I imagine that when you picture the Yachting staff hard at work (which, of course, you do all the time — in fact, it’s starting to trouble us), you imagine a dedicated group of journalists, our sleeves rolled up, hard at work. We’re in a large mahogany-paneled office where a fireplace frames a crackling blaze, warming a glowing room full of Oriental rugs, lots of half-hulls and leather club chairs. One of us may be chomping on a cigar (not me, I swear!). There’s a lot of witty banter among the editors, and I look amazingly like the young Katharine Hepburn … but I dgress. That’s the way I like to imagine us working too. The truth is a little more mundane (though our corporate plaza does overlook a nice pond in the distance). What our offices lack in glamour and saltiness they make up for in luxuries like electric power — and losing that when Hurricane Sandy hit the Northeast let me picture us all in much different working conditions.

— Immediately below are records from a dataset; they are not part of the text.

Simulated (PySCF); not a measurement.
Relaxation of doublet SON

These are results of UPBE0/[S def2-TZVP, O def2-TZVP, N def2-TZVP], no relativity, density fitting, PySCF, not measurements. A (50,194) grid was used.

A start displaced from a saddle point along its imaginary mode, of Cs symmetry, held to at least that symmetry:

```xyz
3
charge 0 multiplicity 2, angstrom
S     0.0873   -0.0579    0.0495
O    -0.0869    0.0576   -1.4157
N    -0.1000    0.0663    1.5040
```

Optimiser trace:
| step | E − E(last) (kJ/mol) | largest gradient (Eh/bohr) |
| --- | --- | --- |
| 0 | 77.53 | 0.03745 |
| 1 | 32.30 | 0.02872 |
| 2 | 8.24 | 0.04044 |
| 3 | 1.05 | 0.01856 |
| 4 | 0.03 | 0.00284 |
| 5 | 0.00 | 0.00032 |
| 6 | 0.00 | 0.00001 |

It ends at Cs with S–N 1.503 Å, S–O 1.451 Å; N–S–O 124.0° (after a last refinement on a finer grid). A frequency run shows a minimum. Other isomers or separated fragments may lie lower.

We were just back from the Fort Lauderdale International Boat Show — where the beginning of Sandy had shut down the first night of the show! — and rushing to finish the December issue before the hurricane hit the Northeast. We lost power just before the last few stories could ship. Once it was clear that electricity might not be restored for many days, the editorial staff scattered to different locations: The show must go on! We had an issue to finish and a new one to get started. Remember Shackleton! was our battle cry as we dispersed, looking for places to hunker down and carry on.
Senior editor Dennis Caprio’s home power was restored almost immediately, so he stayed behind to guard the fort. I suspect this may have meant many full days at the keyboard in pajamas, but that’s between Dennis and his maker — he reported for duty.
Associate editor Dan Harding fought his way back to the south shore of Long Island to help his parents with the recovery. We knew a little thing like a massive power outage wouldn’t stop Dan, and sure enough, at 0900 the day after the storm, he popped up online and worked as though nothing was amiss. We gradually understood that he was holed up at his grandmother’s in some eerily charmed, fiasco-protected pocket of Nassau County. Entire towns had been leveled around him but life was good at Grandma’s. Though the Internet service was only dial-up, there were grilled-cheese sandwiches, cut on the diagonal, just the way Dan likes them. Midafternoon, Grandma came in with a Kit Kat and told Dan he was doing a super job. (Oh, great. Way to raise the bar, Grandma.)
Meanwhile, our art director, Dave Pollard, was scouting for power and Internet in suburban Connecticut. Apparently, this is the only place in the known world without a Starbucks, because he called us from “a cool lounge-like place,” where he was “forced to expense a mojito” (at noon) to “pay” for his free Internet.
Deputy editor Patrick Sciacca was on the south shore of Long Island with his family and had the worst of it. He went 11 days without power or heat, running a small generator sparingly to keep a refrigerator, his work computer and a phone charger going. One day he waited in line for four hours to buy fuel for the generator — and it was going to get colder. A lot colder. After eight days without power, I could see the increasing desperation in Patrick’s shorter, less coherent text messages. (Patrick reassured me that his new epistolary style was solely the result of numbed digits.) I pictured the Sciaccas gathered around a bonfire of their own furniture, eating from cans, eyeing the family Lab and wondering how warm it would be “inside” the dog, as Rex nervously backed toward the door. Weather trauma aside, Patrick kept his copy moving, even as he slept with one eye open to deter looters.
And me? I was working from my home, which is 10 miles southeast of the eye of Sandy, and largely spared. My office, I have to confess, is book-lined and has a fireplace, a lot of model ships and a club chair. It is both comfortable and salty. (And yet … I looked no more like the young Katharine Hepburn than I ever do. Sigh.)
The point is, wherever we may be working from, what matters is the excellence of the magazine you hold in your hands. Once in awhile, it’s more of an adventure than we signed up for, but not even a Force 12 will keep us from bringing you Yachting each month. Enjoy!